The Royal Ridge Fruit FamilyStoneridge Orchards

A Family Tradition

Stoneridge Orchards & Royal Ridge Fruits: A Family Tradition

Stoneridge Orchards and Royal Ridge Fruits have been all about family right from the start.

In the 1960s, Oregon logger Karl Dorsing and his wife Margaret [BD1] wanted a safer way to make a living and a future for their family. In 1962 the couple bought some land in Royal City, a high desert farming community east of the Cascade Mountains in Washington State. They moved there with the youngest five of their seven children, living in tents that summer while their new home was built.

That was the beginning of  Dorsing Farms. Over the next five decades the family has watched it grow to 2,500 lush acres planted with cherry and apple orchards, blueberry fields and two blossoming businesses lines of dried and frozen fruit for the wholesale and consumer markets.

When they grew up, three of Karl and Margaret’s children – Terry, Les and Curt – chose to join their father and make Dorsing Farms a family tradition. Today, the three brothers still have a hand in running the farm, but have turned over the company’s reins to the next generation of Dorsings.
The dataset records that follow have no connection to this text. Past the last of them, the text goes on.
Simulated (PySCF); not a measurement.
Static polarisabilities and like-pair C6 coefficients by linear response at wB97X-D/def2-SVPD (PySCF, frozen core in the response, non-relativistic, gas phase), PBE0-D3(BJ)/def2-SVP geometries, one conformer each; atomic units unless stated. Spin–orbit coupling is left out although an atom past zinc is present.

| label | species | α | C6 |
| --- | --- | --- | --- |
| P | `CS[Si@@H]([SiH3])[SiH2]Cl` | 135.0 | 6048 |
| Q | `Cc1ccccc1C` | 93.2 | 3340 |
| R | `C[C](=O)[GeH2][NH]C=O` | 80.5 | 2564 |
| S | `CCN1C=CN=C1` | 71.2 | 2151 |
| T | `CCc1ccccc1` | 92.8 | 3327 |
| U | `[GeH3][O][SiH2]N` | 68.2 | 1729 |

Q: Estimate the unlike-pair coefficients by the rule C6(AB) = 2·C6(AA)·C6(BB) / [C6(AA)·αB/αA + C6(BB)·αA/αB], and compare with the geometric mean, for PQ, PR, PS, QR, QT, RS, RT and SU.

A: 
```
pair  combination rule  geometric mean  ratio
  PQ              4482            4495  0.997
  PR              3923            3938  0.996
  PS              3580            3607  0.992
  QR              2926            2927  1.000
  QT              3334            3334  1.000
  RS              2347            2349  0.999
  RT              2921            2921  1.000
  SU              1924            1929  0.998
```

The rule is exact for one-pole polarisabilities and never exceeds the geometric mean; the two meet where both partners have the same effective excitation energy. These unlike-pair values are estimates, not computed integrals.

Terry Dorsing’s sons -- Bryce and Patrick -- and Les Dorsing’s sons -- Kevin and Scott – are the latest in the family to choose high-desert farming over big-city career paths.

Kevin Dorsing is president of Royal Ridge Fruits, the family’s original wholesale fruit line. Brother Scott Dorsing is President of Dorsing Farms. Terry’s son Bryce Dorsing is senior vice president for sales and marketing at Royal Ridge Fruits and Stoneridge Orchards, the family’s newest venture: dried fruits for the consumer market. Terry’s other son Patrick Dorsing is Vice President of Operations at the 2,500-acre family farm.

Marketing and Sales VP Bryce Dorsing had to think a minute to get everyone’s official titles right. “We’re not real big on titles around here,” he said.

As the company has grown over the past 40 years, things have gotten a bit more formal in the family business. “If you want to be in the family business now, we have a formal process. You have to have a four-year college degree first, and then you have to come to work for the company for a three-year trial period. After that, your performance is evaluated and the entire board votes on whether you should continue on and become an owner,” Bryce explained.

Patrick and Scott Dorsing both earned degrees in horticulture from Washington State University. Bryce Dorsing holds a degree in Agricultural Business from University of Idaho in Moscow. And Kevin Dorsing holds a business degree from Eastern Mennonite University in Virginia.

The cousins’ combination of education and agricultural experience thanks to their upbringing are keys to the continuing success of the family’s businesses – along with the environment.

The sunny days and cool nights east of the Cascade Mountain Range in eastern Washington are a one of the world’s near-perfect places to grow stone fruits – especially tart cherries. Dorsing Farms grows and sells millions of pounds of cherries every year, and is famous for its tart Montmorency cherries. They’re ideal for pies, drying and freezing.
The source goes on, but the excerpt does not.